Sunday, April 22, 2012

Mr. Bean's Holiday

Mr. Bean's Holiday; comedy, UK/ France, 2007; D: Steve Bendelack, S: Rowan Atkinson, Max Baldry, Emma de Caunes, Willem Dafoe, Steve Pemberton

After winning a trip to Cannes and a video camera, Mr. Bean goes on a holiday to that destination. However, during his train ride, he accidentally separates Stepan, a little boy, from his dad, Emil Dachevsky, a jury member for the Cannes film festival. Due to the language barrier, Bean and Stepan have troubles coping in France. Still, they meet Sabine, an actress in a Carson Clay film, which is screened in Cannes. There they meet Emil again and reunite.

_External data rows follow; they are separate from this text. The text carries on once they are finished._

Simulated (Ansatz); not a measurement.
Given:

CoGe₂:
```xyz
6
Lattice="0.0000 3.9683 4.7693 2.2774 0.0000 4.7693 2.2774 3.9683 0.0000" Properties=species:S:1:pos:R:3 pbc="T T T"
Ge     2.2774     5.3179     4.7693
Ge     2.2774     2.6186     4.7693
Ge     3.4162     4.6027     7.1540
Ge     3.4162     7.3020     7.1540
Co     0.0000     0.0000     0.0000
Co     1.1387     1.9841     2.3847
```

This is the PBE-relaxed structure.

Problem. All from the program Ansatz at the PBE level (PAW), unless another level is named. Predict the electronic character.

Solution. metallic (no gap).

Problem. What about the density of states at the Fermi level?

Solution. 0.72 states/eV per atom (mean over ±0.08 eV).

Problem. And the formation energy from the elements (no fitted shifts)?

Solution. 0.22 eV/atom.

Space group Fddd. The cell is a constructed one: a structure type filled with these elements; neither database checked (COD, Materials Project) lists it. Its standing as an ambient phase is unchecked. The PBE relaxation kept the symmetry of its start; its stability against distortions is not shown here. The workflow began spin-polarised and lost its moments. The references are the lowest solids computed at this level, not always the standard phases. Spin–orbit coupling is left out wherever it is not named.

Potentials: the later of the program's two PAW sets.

The second, and last film of the Mr. Bean movie series, assembled a decade after the first film, "Holiday" was not met with particular critical acclaim - critic Philip French even called the title hero a "sub-Hulot" - yet the basic formula behind the comedy - almost no dialogue, i.e. reducing the story to just relay on slapstick - still has some universal appeal because it reminds the audience of those good old black and white comedies from the era without sound, whereas Rowan Atkinson is again able to transmit his comic talent in this edition better than he was in "Johnny English". Congruently, the movie works best when it occasionally almost reaches Chaplinesque levels in the fabulous sequence where Mr. Bean is chasing after a chicken on a truck with a bike, accompanied by the great song "Crash" by Matt Willis, yet less so with numerous heavy handed moments or simply overstretched scenes. A small jewel here is Willem Dafoe in the role of a pompous-pretentious art film director: he almost steals the show when the first scene of his fictional film is screened at Cannes (by which the story actually adds a few satirical jabs at the festival): Dafoe's character Clay just palely stares into the camera, passing through a corridor on an escalator, while the titles say: "Carson Clay Presents...A Carson Clay Production...A Carson Clay Film...Carson Clay in...PlayBack Time", upon which the scene rewinds - it is arguably the best joke of the film.